Out & About …

… on the North York Moors, or wherever I happen to be.

Bousdale Brickworks

Bousdale Brickworks

With cloud shrouding the moorland tops, I kept low and, taking advantage of the winter vegetation die back, had a little potter around the old brickworks at Bousdale, now part of a fitness course for the Pinchinthorp Visitor Centre.

Brick structure on the site of Bousdale brickworks.

A ‘Brick Field’ is shown on the 1856 Ordnance Survey map (surveyed 1853). It is thought to have been set up to provide bricks for the construction of the houses at Hutton village, which must be the row of ten cottages called ‘Wat’s Lane’ that were located south of the later school site (now a private residence). You will need to compare the 1856 map with the 1895 one to appreciate how much has changed in this area. Courtesy of Joseph Pease when he built his Hutton Hall.

Cattle creep beneath the Middlesbrough & Guisborough Railway
Creep beneath the Middlesbrough & Guisborough Railway originally to a farm called Barn Hill.

Wat’s Lane was built just before 1853 by Henry Thomas, the owner of Codhill Farm but  they were soon leased to Pease. The 1861 census records 52 folks living there and none ten years later.

Pease also leased land from Thomas called Bank Bottom Close (the site of the modern Hutton village) but agreed the latter could build houses on it. I’m not sure exactly how Pease would have benefitted from this. In 1855, the land was sold to Matthew Armitage of Darlington (again presumably with Pease’s agreement) to build 12 cottages again using bricks from the Bousdale brickworks.

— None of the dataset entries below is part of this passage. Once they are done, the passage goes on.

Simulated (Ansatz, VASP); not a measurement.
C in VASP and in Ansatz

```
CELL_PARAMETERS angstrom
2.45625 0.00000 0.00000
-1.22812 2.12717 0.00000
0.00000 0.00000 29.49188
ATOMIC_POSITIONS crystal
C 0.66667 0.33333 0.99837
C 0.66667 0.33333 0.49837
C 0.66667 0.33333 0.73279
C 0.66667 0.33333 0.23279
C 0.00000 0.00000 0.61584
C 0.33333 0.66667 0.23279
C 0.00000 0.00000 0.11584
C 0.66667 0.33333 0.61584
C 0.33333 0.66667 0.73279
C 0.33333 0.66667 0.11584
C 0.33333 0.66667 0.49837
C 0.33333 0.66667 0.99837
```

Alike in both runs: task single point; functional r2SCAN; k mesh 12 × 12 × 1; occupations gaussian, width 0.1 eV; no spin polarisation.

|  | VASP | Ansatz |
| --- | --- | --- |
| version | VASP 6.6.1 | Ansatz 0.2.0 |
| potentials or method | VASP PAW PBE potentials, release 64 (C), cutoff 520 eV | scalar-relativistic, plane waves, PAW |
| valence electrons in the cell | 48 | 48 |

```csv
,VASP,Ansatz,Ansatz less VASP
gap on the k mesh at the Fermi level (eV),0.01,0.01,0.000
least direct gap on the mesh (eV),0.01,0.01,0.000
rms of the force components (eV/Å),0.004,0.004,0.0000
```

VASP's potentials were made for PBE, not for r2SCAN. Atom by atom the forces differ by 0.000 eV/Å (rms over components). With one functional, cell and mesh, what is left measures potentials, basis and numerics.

Pease was soon leasing the houses from Armitage and built another nine or ten cottages for his ironstone miners, plus a row of larger cottages for his supervisors and surveyors. In 1872, he purchased the whole village off Armitage, although by then the cottages no longer housed ironstone miners but workers employed on his estate (and a few jet miners).

As for the Bousdale brickworks, buildings were still mapped on the site in the 1950s but nature has taken back control. The woodland floor is littered with moss covered broken bricks and rubble. An old stone building is the obvious feature which has been adapted as a sheltered rest area.